The cost of repairs that relate to your business, including labor (other than your own labor), is a deductible expense. For example, a furnace repair benefits the entire home. If you use 10% of your home for business, you can deduct 10% of the cost of the furnace repair.
Repairs keep your home in good working order over its useful life. Examples of common repairs are patching walls and floors, painting, wallpapering, repairing roofs and gutters, and mending leaks. However, repairs are sometimes treated as a permanent improvement. See Permanent improvements, later, under Depreciating Your Home.
If you install a security system that protects all the doors and windows in your home, you can deduct the business part of the expenses you incur to maintain and monitor the system. You also can take a depreciation deduction for the part of the cost of the security system relating to the business use of your home.
Expenses for utilities and services, such as electricity, gas, trash removal, and cleaning services, are primarily personal expenses. However, if you use part of your home for business, you can deduct the business part of these expenses. Generally, the business percentage for utilities is the same as the percentage of your home used for business.
If you own your home and qualify to deduct expenses for its business use, you can claim a deduction for depreciation. Depreciation is an allowance for the wear and tear on the part of your home used for business. You cannot depreciate the cost or value of the land. You recover its cost when you sell or otherwise dispose of the property.
Before you figure your depreciation deduction, you need to know the following information.
A permanent improvement increases the value of property, adds to its life, or gives it a new or different use. Examples of improvements are replacing electric wiring or plumbing, adding a new roof or addition, paneling, or remodeling. You must carefully distinguish between repairs and improvements. See Repairs, earlier, under Deducting Expenses. You also must keep accurate records of these expenses. These records will help you decide whether an expense is a deductible or capital (added to the basis) expense. However, if you make repairs as part of an extensive remodeling or restoration of your home, the entire job is an improvement.
You buy an older home and fix up two rooms as a beauty salon. You patch the plaster on the ceilings and walls, paint, repair the floor, install an outside door, and install new wiring, plumbing, and other equipment. Normally, the patching, painting, and floor work are repairs and the other expenses are permanent improvements. However, because the work gives your property a new use, the entire remodeling job is a permanent improvement and its cost is added to the basis of the property. You cannot deduct any portion of it as a repair expense.

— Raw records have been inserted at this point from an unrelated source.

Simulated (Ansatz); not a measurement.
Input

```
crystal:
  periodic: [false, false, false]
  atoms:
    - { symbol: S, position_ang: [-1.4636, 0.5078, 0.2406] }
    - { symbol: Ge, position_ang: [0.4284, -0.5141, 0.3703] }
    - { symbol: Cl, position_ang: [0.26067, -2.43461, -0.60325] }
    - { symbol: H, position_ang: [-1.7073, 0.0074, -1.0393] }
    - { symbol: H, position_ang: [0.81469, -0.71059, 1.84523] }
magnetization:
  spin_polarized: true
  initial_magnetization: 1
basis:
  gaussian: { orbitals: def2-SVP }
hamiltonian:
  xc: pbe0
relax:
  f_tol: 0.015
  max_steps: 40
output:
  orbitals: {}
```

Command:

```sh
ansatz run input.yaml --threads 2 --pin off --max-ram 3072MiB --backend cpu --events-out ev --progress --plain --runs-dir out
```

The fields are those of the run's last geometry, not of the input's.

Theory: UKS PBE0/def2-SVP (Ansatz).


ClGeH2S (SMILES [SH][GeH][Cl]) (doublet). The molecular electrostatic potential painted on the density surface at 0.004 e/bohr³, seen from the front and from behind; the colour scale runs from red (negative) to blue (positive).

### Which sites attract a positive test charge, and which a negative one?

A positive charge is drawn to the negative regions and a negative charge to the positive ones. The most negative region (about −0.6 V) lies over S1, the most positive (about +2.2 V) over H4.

The fair market value of your home is the price at which the property would change hands between a buyer and a seller, neither having to buy or sell, and both having reasonable knowledge of all necessary facts. Sales of similar property, on or about the date you begin using your home for business, may be helpful in figuring the property's fair market value.
If you began using your home for business before 2008, continue to use the same depreciation method you used in past tax years.
If you began using your home for business in 2008, depreciate the business part as nonresidential real property under the modified accelerated cost recovery system (MACRS). Under MACRS, nonresidential real property is depreciated using the straight line method over 39 years. For more information on MACRS and other methods of depreciation, see Publication 946.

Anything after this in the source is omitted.